Lyric 'SEZ':
People question me constantly on everything from how to write a better tune to starting a record company or a publishing company. Other people suggest that I CREATE the "new" music industry.
The suggestions would easily total in the thousands if I counted them all up.
Got someone in the music business you can trust.? I have a handful, and I know thousands upon thousands . Most of the people who send me the emails include links to their MySpace pages or web sites. Much of it is good, but greatness, that takes staunch musicianship and devotion to one's craft for a lifetime.
The record companies and music publishers generally don't accept unsolicited demos or CDs -- they know what the odds of finding the GREAT artists or songwriters really are -- almost non-existent.
The people who email me and want me to change the world (as it relates to the music industry), and I wish that I COULD make it easy for them to sell their music. But it's not about THEM. It's not about me or corporations lowering the bar to accept songs or artists that are just "pretty good."
It's not even about the people at the major record labels. In the end, it's ALWAYS about the consumer, the music lover -- the fan -- yes, it's about making great music that gets your fans to tell their friends about you and your songs. No matter WHO is in power, great songs will always rule the day. Especially in a more decentralized music industry where musicians will market directly to their fans. The days of shot-gunning your demo out to every A&R person in a music business directory are toast!
The days of the multi-million sellers are mostly behind us as well. The dawn of the empowered artist may be cresting the newly lit horizon, but hold up there just one little minute!
~~Don't you HAVE your MySpace page cranking, boxes full of great looking CDs in your basement, your music on a bunch of digital music distribution sites and every other thing you can do to sell your music?
~Haven't you found that you don't NEED the "man" to sell your music or to share the royalties with?
~What's that? You're not selling enough of your music to quit your day job, let alone fly around in your Gulfstream IV?
~You don't have the time or the money to market your music in any significant way?
~You're just a songwriter or a band . . . an ARTIST and certainly not an expert in the music BUSINESS -- what?!
~Well then, how are you going to make it in the "new" music business? Who's going to fund your recording?
~Who's going to market your music?
~Who's going to take care of all your music business needs like hooking you up with the right producer or tour manager or making sure you get paid?

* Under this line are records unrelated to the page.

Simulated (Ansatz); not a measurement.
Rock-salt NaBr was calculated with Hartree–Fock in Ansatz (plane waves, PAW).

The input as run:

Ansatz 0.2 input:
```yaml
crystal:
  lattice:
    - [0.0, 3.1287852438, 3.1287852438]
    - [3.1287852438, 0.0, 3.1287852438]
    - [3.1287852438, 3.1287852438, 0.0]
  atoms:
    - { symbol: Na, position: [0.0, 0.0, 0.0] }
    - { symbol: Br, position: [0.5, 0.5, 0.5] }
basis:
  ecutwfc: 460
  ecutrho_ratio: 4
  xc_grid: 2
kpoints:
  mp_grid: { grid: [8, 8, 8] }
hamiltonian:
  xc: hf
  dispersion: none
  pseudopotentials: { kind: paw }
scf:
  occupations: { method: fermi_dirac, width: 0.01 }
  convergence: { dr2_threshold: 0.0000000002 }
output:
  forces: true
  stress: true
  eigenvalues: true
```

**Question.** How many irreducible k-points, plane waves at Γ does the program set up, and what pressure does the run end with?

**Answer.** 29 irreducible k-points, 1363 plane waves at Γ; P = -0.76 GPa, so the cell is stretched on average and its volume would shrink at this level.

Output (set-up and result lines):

Not the major record labels, because they'll be gone. Illegal downloading has all but wiped them out.
How will YOU do it without a manager, a publisher, a record label, a publicist, a tour manager, a music attorney and a host of other support staff?
How many singer/songwriters or bands can you name that have sold multi-millions of records without a major record company behind them? Maybe one or two at best?
And how long will their careers last? They're probably over already or they've gone to the dark side and signed with a record company to take them to the next level.
And don't give me that "Radiohead"/"Arctic Monkeys" made millions by letting their fans decide how much to pay" crapola. They wouldn't have HAD the millions of fans if not for their major label helping them build their career for a decade prior to their grand experiment.
What would happen if you tried the same thing tomorrow?
Don't get me wrong. There's no bringing back the major record labels with their rosters of hungry A&R people. Maybe not even the top Indie labels. They ARE doomed. I just don't want to see the entire music business doomed along with them! I don't want to see songwriters, bands and artists become a footnote to YouTube or video games.
The best thing you can do to ensure your place in the "new" music industry is to write GREAT songs. Not good songs. Good ain't good enough, no matter what form the new music business takes.
Why do you think we all still love the Motown classics, the Beatles, Zeppelin and the Stones? Because their songs are still GREAT. Great sells itself. Always has. Always will.